Louis Menand in The New Yorker:
Arthur Koestler was arrested by Francisco Franco’s Nationalist forces in the city of Málaga on February 9, 1937. Koestler had come to Spain, in the midst of the Civil War, as a correspondent for a British paper called the News Chronicle, and although Málaga had been abandoned by Republican troops and most of its inhabitants several days earlier, and although the reporters Koestler was travelling with had fled, he had stayed behind. Why is not clear. Michael Scammell, in his compendious new biography, “Koestler: The Literary and Political Odyssey of a Twentieth-Century Skeptic” (Random House; $35), suggests a number of possibilities: Koestler felt loyal to the acting British consul, Sir Peter Chalmers Mitchell, who had a house in the city and with whom he had become friendly; he was disgusted by the cowardice of the deserters and wanted to show bravery himself; he couldn’t face the thought of leaving his typewriter behind; and he hoped to get a really big scoop. These motives—loyalty, courage, obsessiveness, and ambition—are all plausible, because they are all characteristic of the man.

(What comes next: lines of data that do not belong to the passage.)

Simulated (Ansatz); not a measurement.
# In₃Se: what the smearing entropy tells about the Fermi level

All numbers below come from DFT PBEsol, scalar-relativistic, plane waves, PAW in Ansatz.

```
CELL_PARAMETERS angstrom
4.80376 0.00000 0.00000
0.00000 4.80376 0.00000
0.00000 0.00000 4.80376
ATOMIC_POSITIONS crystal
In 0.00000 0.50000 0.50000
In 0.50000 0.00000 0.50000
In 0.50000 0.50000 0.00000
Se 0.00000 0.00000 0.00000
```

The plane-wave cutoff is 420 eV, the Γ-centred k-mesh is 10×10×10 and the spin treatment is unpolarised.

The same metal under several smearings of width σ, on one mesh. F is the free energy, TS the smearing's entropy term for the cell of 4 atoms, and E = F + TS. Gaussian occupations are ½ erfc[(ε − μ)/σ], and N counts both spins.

He paid a price. The officer who arrested him, Captain Luis Bolin, had sworn, based on things that Koestler had already published about the Franco insurgency, “to shoot K. like a mad dog” if he ever got hold of him. Koestler was taken first to the Málaga jailhouse, which was crammed with prisoners picked up in the city and the surrounding villages during the Fascist advance. From his cell he could hear men being escorted outside to be shot, sometimes fifty at a time. In the week following the fall of the city, six hundred prisoners were executed. After a few days, he was transferred to Seville, to a prison that had been built by the Republican government and was now in the hands of the Nationalists.